Forbes | 10 December 2019
EU governments under pressure to quit Energy Charter Treaty
by Dave Keating
Signatories to the Energy Charter Treaty, a controversial pact signed in 1991 to spur energy investment in post-Communist countries, are facing heavy pressure as they meet in Brussels over the next two days. Climate campaigners are demanding that European Union countries pull out of the treaty unless they can negotiate an end to the pact’s investor-state dispute mechanism.
The treaty was originally intended to spur Western investment in post-Soviet energy systems, which were badly in need of updating. Given their histories of nationalization and sudden top-down policy changes, Western investors were reticent about making investments in a sector of such critical interest to governments. So the treaty put in place guarantees for energy investors that their projects would not be suddenly nationalized.

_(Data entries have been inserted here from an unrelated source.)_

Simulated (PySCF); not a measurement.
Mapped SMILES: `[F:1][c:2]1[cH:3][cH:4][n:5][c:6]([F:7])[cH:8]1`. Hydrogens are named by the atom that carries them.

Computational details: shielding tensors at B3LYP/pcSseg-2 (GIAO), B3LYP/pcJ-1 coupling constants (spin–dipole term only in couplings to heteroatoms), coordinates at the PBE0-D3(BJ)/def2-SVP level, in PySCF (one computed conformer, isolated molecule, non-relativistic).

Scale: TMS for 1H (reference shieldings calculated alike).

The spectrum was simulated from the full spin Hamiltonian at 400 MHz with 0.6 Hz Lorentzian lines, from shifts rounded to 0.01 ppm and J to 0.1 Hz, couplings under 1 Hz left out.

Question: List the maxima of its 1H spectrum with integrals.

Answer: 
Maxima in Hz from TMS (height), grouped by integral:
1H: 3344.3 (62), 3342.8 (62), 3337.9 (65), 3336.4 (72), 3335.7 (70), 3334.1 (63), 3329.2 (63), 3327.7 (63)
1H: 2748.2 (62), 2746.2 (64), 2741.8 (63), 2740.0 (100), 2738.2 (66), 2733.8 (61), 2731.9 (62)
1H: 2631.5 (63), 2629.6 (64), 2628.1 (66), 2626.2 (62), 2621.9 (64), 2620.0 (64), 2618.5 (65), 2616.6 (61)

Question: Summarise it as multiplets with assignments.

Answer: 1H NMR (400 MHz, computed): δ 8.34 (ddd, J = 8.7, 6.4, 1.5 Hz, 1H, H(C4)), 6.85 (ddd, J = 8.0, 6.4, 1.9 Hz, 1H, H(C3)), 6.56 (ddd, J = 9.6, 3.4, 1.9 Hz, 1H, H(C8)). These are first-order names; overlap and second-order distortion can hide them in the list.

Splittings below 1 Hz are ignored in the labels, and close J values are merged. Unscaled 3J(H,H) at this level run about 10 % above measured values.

But in recent years the treaty has come to be used in an entirely different way – Western energy companies suing Western countries for policy changes made to deal with climate change. For instance, energy companies are threatening the Netherlands with ECT lawsuits if the senate votes today to phase out coal by 2030. The company behind the controversial Nord Stream 2 gas pipeline is also suing under the treaty.
“That Big Coal might use the Energy Charter Treaty to claim massive payouts for the phase-out of coal in Holland, shows just how terrible this treaty is for the climate,” says Pia Eberhardt, trade campaigner at Corporate Europe Observatory. “It’s a moral outrage to pay polluters billions just because we stop them from destroying the planet. Now is the time to fix or nix the Energy Charter Treaty.”
Though outrage in environmental circles over the use of this obscure treaty has been growing over the past few years, the public remains largely unaware of its existence. Campaigners are looking to change that and are planning a public awareness campaign this week. They will highlight the fact that as the European Commission adopts its landmark European Green Deal package on Wednesday, the treaty signatories will be meeting just down the street.
“The Energy Charter Treaty is totally outdated, it’s a boon to dirty fossil fuel companies,” says Paul de Clerck, a campaigner with Friends of the Earth Europe. “As soon as people hear about this obscure pact undermining the public interest and the fight against climate change, they will be outraged. Either the EU and member states fundamentally revise it, or they should pull out.”
But energy companies say the treaty is just one legal avenue for them to pursue damages against governments who promise one thing, and then do another. Without such protections, vital energy investments won’t be made, they say.
260 civil society organizations and trade unions from Europe and worldwide have written to the signatories demanding an end to the investor-state dispute mechanism within it that allows energy companies to sue for government policy changes. They say the treaty is incompatible with the Paris Agreement because it will prevent countries from acting to lower their emissions by shutting down polluting power plants.
Campaigners fear a flood of new ECT lawsuits in the future, as countries increasingly develop plans for climate neutrality. European Union countries may agree to a target of getting to climate neutrality by 2050 at a EU summit in Brussels on Thursday.
Changing the treaty would be difficult, as it would require the unanimous backing of all signatories – many of whom are coal, oil and gas exporters. But if countries were to pull out, a sunset clause could mean they are still subject to the treaty for many years.
The Energy Charter Conference taking place over the next two days will be followed by negotiations on Thursday, at which countries could propose to change the treaty’s provisions. The conference was originally set to be held in Albania, but had to be moved to Brussels at the last minute because of that country’s earthquake.